Uruwashi no Yoi no Tsuki is a love story adapted from Mika Yamamori's shoujo manga. It follows the awkward romance between Yoi Takiguchi, a high school girl dubbed "the Prince," and her senior Kohaku Ichimura, who bears the same nickname. UNISON SQUARE GARDEN wrote two original songs for this series: the opening theme "Uruwashi" and the ending theme "Azalea no Kaze." Having a single band handle both the OP and ED speaks to how deeply entwined the music is with the work itself.
What impressed me most, though, was discovering that an instrumental version of "Uruwashi" was used as background music during the protagonists' date scenes. The opening theme had slipped inside the story itself, quietly sustaining its atmosphere. A rock band's music had drawn perfectly close to the temperature of a shoujo manga's love.
From TIGER & BUNNY to Blood Blockade Battlefront — A History of Tie-Ups
UNISON SQUARE GARDEN's history with anime tie-ups runs deep.
The first major turning point came in 2011, when "Orion wo Nazoru" served as the opening theme for TIGER & BUNNY. The synergy between battle-anime visuals and the band's high-octane rock number catapulted their visibility overnight. Then in 2015, "Sugar Song to Bitter Step," the ending theme for Blood Blockade Battlefront, became a national hit. Selected for NHK's "Nippon Anime 100" best anisong list, it became the signature song that made the band a household name.
That said, the tie-up songs from this era were, to put it plainly, cases where "the Unison sound just happened to fit." Driving rock and battle anime have always been a natural match. The songs were genuine, but it was less a matter of the band "attuning" to the work and more a fortunate coincidence between the band's strengths and the show's direction.
The wind shifted, I believe, somewhere between Yozakura Quartet and Blood Blockade Battlefront. For Yozakura Quartet, they contributed multiple songs spanning the OVA (2011) and TV series (2013), and their technique of weaving the show's worldview into lyrics became explicit. In the Blood Blockade Battlefront ending sequence, a delicate distance emerged — receiving the main story's serious mood while depicting "the everyday within the extraordinary" with pop exuberance.
From there, the breadth of their tie-ups is staggering. For Welcome to the Ballroom (2017), they handled the opening theme for both the first and second cours. For March Comes in Like a Lion Season 2 (2018), they wrote the gentle "Haru ga Kite Bokura" for the world of competitive shogi. Run with the Wind (2018) was an ekiden running anime; Fate/Grand Order -Absolute Demonic Front: Babylonia- (2019) was epic fantasy; and for Blue Lock (2022 onward), they've written three different opening themes alone. They even returned for the TIGER & BUNNY sequel (2022). Cross-referencing with Anisongs.jp data, they've contributed over 20 songs across more than 10 anime series.

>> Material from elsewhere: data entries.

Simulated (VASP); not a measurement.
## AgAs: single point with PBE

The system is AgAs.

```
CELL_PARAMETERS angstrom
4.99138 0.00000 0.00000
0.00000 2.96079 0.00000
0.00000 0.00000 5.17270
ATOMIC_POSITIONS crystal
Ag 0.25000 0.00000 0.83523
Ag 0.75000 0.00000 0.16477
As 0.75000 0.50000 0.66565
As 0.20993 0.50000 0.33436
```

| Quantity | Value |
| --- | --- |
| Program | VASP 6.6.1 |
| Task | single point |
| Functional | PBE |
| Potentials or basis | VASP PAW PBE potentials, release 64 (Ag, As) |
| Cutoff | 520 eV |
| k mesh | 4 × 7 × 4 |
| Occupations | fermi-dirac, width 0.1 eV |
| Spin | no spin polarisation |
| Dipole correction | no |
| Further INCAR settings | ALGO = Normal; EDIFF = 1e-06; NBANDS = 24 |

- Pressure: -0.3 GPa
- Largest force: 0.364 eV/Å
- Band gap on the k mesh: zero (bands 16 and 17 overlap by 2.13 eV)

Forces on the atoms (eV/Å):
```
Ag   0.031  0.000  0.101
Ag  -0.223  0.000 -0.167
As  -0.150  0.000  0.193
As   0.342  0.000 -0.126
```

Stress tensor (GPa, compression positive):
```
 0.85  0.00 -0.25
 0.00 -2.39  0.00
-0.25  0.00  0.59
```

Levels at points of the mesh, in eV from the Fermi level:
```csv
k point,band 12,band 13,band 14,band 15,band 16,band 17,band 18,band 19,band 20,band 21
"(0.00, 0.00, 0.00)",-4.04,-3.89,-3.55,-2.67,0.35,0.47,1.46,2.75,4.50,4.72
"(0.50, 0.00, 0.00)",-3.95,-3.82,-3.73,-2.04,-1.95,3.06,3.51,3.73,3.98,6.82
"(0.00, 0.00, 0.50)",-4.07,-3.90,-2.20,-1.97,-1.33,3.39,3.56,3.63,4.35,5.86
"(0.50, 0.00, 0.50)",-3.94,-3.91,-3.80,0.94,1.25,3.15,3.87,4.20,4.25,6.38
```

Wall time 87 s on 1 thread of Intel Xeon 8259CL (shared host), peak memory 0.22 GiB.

What's remarkable is how the genres of these works expand with each collaboration. Battle, sports, slice-of-life, fantasy, mystery. Every time, UNISON SQUARE GARDEN manages to locate the sound the work needs.
Why "Uruwashi" Is Special
Why is "Uruwashi" special? Because it's the song where UNISON SQUARE GARDEN reached the farthest point from their own musical identity.
Tomoya Tabuchi, the band's bassist and songwriter behind virtually all their songs, spoke about this tie-up on the anime's official website (https://uruwashi-anime.com/): "A friend named Maisa Tsuno introduced me to Yamamori-sensei's works, and I was so moved by every single one that I'd been secretly writing songs for them on my own." Maisa Tsuno was the guitarist of Akai Koen and an important musical companion for Tabuchi. Through that friend, he encountered Mika Yamamori's manga and had been composing songs even before receiving an offer. Tabuchi also had a published dialogue with Yamamori when volume 1 was released (Dessert magazine, February 2021 issue), and this longstanding relationship forms the foundation of this tie-up.
On top of that, Tabuchi also said: "Would the voice and sound of a rock band really suit Yamamori-sensei's world, which is almost too beautiful?" After serious deliberation, what emerged was "the raw edge that a rock band inherently possesses" and "the sensuality that vocalist Kousuke Saito makes possible — an affinity with this work."
Tabuchi described it as "sensuality," but what I heard in "Uruwashi" was something slightly different. Kousuke Saito's vocals certainly possess a distinctive timbre. But the heart of this song lies in the rhythm section's development leading into the chorus. The groove created by Takao Suzuki's drums and Tabuchi's bass brilliantly captures the elation of love — the sparkle of that moment when your chest tightens. Scat vocals appear; jazz vocabulary peeks through. An ordinary rock band could not have written this song. The breadth of musical vocabulary that UNISON SQUARE GARDEN accumulated over fifteen-plus years bloomed all at once in the uncharted territory of a love story.
Evolution Through "Adaptation"
In vol.11, I wrote about King Gnu's approach of "running parallel" — maintaining distance from the work because their own worldview is so strong. In vol.12, Vaundy's approach was "enveloping" — entering the work's interior and draping it in music.
UNISON SQUARE GARDEN differs from both. They consistently write "UNISON SQUARE GARDEN songs." They neither maintain the distance of running parallel, nor dissolve themselves into the work as enveloping does. While preserving their identity as a rock band, they open different drawers of their repertoire for each work. For battle anime: velocity. For sports anime: propulsion. For a shogi anime: the texture of spring. And for a love story: the sparkle of romance.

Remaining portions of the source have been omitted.